Planet Ceres is one of the largest dwarf planets orbiting the asteroid belt between planets Jupiter and Mars. Researchers are studying every bit of the planet in hopes of under covering more about the solar system. One of the ways to do it is to study Ceres' craters. Yet, these appear to be missing.
When NASA's Dawn spacecraft orbited planet Ceres, scientists were shocked to see that its surface was smooth. This finding does not make sense as the dwarf planet should have been subject to the same rate of asteroid impacts along with other planets on the belt.
In a collision model, researchers' state there should be around 10 to 15 craters sized 250 miles in diameter on the planet. Surprisingly, these craters can't be seen.
"Ceres is thought to have formed at the dawn of the solar system, some one to ten million years or so after the onset of formation," stated Simone Marchi, the lead researcher at Southwest Research Institute. "Thus, Ceres is a witness to the tumultuous early days where collisions were much more frequent and violent than today. Thus, it points to something special about Ceres, something that we could not have guessed."
Using computer models and data taken from the Dawn spacecraft, Marchi along with his colleagues have come up with the conclusion that the "peculiar composition and internal evolution" of planet Ceres caused the craters to mysteriously disappear.

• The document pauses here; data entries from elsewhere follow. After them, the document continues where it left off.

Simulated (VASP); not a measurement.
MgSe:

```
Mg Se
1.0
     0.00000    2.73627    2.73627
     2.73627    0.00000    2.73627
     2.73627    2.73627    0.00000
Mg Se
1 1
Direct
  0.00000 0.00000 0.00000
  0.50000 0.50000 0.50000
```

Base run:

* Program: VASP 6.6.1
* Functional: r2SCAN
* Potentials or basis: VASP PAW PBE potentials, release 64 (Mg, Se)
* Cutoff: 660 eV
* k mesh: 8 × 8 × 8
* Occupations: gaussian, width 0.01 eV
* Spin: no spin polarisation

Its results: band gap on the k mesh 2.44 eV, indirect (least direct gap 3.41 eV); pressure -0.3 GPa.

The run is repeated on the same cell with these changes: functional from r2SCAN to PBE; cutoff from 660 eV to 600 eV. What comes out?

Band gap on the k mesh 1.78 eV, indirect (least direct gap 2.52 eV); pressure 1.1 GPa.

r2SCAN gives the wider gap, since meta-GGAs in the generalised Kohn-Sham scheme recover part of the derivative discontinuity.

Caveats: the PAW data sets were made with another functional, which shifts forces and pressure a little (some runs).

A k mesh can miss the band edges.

"It is as though Ceres cures its own large impact scars and regenerates new surfaces, over and over," explained Marchi.
Researchers are still left in the dark as to how the dwarf planet managed to smoothen out its craters. Reportedly, they've come up with two ideas: one, the icy layer had smoothened out the craters over time; two: ice, active volcanoes had spewed water that had smoothened the surface of the planet.